I remember where I was on 3/11, too. I woke up that night for some reason. I couldn’t go back to sleep, so I got on YouTube to watch some movies and relax. I saw the earthquake news an hour after it had happened. I was in denial about it, hoping against hope that the earthquake just did some damage and that was all. I found out at lunch about the tsunami. I cried when I saw the death toll numbers rising every ten minutes. I got on Facebook to message my friends and emailed my host families in Japan. When I left to go on Spring Break, I kept up with the news and watched the nuclear plant problems. When I got the news that everyone I knew was fine, I felt relieved, but the nuclear plant issues put a knot in my stomach. Thankfully, some very brave people saved Japan from yet another disaster.

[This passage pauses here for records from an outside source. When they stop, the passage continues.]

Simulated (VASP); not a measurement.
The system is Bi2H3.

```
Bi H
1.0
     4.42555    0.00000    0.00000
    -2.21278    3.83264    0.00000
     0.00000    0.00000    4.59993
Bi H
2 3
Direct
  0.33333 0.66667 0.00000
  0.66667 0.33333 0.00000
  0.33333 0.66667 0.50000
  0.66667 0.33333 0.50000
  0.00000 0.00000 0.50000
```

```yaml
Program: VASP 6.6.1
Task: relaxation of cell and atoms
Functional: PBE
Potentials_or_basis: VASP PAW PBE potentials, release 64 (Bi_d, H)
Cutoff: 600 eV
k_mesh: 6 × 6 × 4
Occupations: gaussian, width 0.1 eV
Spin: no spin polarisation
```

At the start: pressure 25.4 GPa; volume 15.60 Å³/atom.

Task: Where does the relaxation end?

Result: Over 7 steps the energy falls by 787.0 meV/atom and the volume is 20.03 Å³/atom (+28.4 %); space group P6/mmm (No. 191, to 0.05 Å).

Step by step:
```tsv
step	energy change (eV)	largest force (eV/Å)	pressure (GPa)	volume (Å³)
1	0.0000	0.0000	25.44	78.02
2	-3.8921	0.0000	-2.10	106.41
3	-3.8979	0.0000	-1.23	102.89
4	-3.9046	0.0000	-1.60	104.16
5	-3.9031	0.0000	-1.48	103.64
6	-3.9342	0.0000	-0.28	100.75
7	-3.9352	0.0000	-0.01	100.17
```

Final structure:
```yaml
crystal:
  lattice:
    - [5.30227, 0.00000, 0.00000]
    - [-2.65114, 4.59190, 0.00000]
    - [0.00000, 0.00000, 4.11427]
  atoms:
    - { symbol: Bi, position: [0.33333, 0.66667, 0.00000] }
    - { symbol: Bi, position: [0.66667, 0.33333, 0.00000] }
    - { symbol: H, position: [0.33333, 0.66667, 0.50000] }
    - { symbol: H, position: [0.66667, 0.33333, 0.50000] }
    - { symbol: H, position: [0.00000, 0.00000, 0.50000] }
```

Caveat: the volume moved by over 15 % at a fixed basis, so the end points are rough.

The radiation remains an ongoing problem, but the recovery efforts will continue as well. Still, many people here won’t btuy foods or products if they have the Fukushima kanji on them. There’s a huge nuclear power distrust among my students. They say, “Abunai desu!” It’s dangerous. I don’t know what to tell them. I do understand how it feels to suddenly realize the danger of the world, that it can change so violently, and the paranoia that it could happen again. I wish I could find the right words to say, but I can’t.

At that moment when I sit at my desk I feel like I should do something. I don’t know what, but something. I feel like a failure, like I haven’t done enough to make thing better.

But then I remember how after 9/11 my teachers did their best to keep things normal. We talked about what happened from time to time, but usually we just tried to move on. I can see my students and teachers are trying to move on, too. I can still see the fear students have when a bigger earthquake happens. One student held my hand tightly when a earthquake hit a few months or so ago. I squeezed her hand and said, “Daijoubu desu.” It’s alright. I want to keep doing that. I want to help make everything alright again.

My students are definitely strong and moving forward. They didn’t just reflect on the earthquake. They also talked about the Tokyo Motor Show, the Japan Women’s Soccer Team winning the World Cup, and Arashi winning its various awards (MatsuJun, I love you!). Because of the Japan Women’s Soccer Team, many of my students felt inspired and so proud. They all talked about how the win brought them such joy. Thanks to them, I’ve got quite a few girls talking about being soccer stars when they grow up. I gave them smiley faces on their papers and told them to keep their dreams.

They’re already talking about spring vacation even though that’s quite a ways away. Valentines Day is also just around the corner. A few of my students have asked me if I’m giving away chocolates to a boy. Maybe someday, but not this time.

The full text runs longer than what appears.